Sunlight and Snowcaps

Blog note: Although we have no structured exercise plan, I thought it may be interesting to record the weekly training of my son as he prepares for his first 5K race next month. That information appears at the end of today’s post, and will be updated after workouts as necessary.

Now for our regularly scheduled post…

As I may have mentioned once or twice before in this space, I’m a native Californian.

But I have spent winters in cold-weather areas before – primarily in Colorado, where I attended high school. I’ve successfully blocked out most recollections of those long, cold winters – but occasionally something will trigger memories and I’ll remember exactly how it felt to wait out the seemingly endless days until spring.

Stronger hinted at this in a comment yesterday: in the mountains, there’s a whole separate distinction between wintertime snow and spring snow. And it seems like every time you think spring has finally arrived, another storm comes along to dump several inches of snow on your head. Then the next day will be sunny again and feel like spring, aside from all the snow on the ground.

When the storms finally subside for the year, the mountains keep their snowcaps for several more months, maintaining a wintry backdrop against the warmth and new growth of late spring and early summer.

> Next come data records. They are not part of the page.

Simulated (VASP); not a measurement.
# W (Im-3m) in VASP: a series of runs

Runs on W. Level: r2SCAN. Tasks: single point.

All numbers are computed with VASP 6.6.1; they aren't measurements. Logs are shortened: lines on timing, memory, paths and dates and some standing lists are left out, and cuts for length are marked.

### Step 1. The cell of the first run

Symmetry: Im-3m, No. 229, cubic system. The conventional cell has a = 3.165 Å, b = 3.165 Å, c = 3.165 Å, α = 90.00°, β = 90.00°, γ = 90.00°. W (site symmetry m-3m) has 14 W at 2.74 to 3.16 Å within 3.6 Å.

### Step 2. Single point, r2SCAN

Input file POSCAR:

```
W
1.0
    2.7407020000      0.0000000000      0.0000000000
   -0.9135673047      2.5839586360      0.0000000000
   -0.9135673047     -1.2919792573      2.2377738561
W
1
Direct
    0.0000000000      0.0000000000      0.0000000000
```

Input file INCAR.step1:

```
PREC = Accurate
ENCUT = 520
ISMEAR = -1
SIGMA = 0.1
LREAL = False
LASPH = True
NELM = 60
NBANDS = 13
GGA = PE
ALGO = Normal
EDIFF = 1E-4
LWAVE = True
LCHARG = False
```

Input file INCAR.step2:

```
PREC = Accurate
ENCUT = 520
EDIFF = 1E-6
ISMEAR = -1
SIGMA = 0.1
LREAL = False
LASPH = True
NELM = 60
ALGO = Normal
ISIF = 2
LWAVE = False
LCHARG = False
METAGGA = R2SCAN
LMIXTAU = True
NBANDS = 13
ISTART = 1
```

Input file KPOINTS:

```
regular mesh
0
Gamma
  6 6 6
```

I remembered all this on Saturday while running through the Salinas Valley. Yes, the Salinas Valley in California. Believe me, I was as surprised as anybody.

The agricultural valley is framed by two long mountain ranges: the Santa Lucias to the west, and the Gabilans to the east. In between lies 4000 square miles of rich farmland often referred to as the “salad bowl of the world.”

I work in Salinas, and occasionally run through the lettuce and strawberry fields during my lunch break. It’s a nice backup plan in case I’m too lazy to roll out of bed in the morning, as has been the case for the past few days.

Like I said, we’ve had crazy weather here lately, with snow falling in Carmel Valley and other areas of Monterey County. The result is that both mountain ranges were covered with a thick layer of snow that stayed in place during the day, thanks to the cool arctic air mass that settled in for the week.

To clarify one point: when I use the term “mountains”, it’s a very loose definition. The highest point in Monterey County is 5600’ above sea level. The highest points above the Salinas Valley - Fremont Peak in the Gabilan Range, and Mount Toro in the Santa Lucias – are approximately 3200’ high. Out here they enjoy “big fish in a small pond” status, but if you lived in a true mountainous area, you would call them mere foothills.

But here’s the thing: the Gabilans actually look like high mountains. They’re angular and
layered and stand prominently over the fertile valley below. Mt Toro (pictured) is barren of trees at the top, reminiscent of a mountain peak that juts above timberline. And when these hills are covered with snow, you would never guess they were located just 15 miles from the Pacific Ocean.

So yesterday I ran in the midday sunshine, breathing the frosty winter air, with majestic white mountain ranges on either side of me. It reminded me of the times I’ve gone running in Colorado, with the snow-capped Rocky Mountains dominating the landscape even on warm spring and summer days.

It sounds strange, but for the duration of my run, it felt like I was in Colorado again. (Well, except for the fact that I was in a giant lettuce field, and had about twice as much oxygen to breathe, but you get the idea.) If that doesn’t illustrate how discombobulated this cold spell has gotten me, well…I just don’t know what else to say.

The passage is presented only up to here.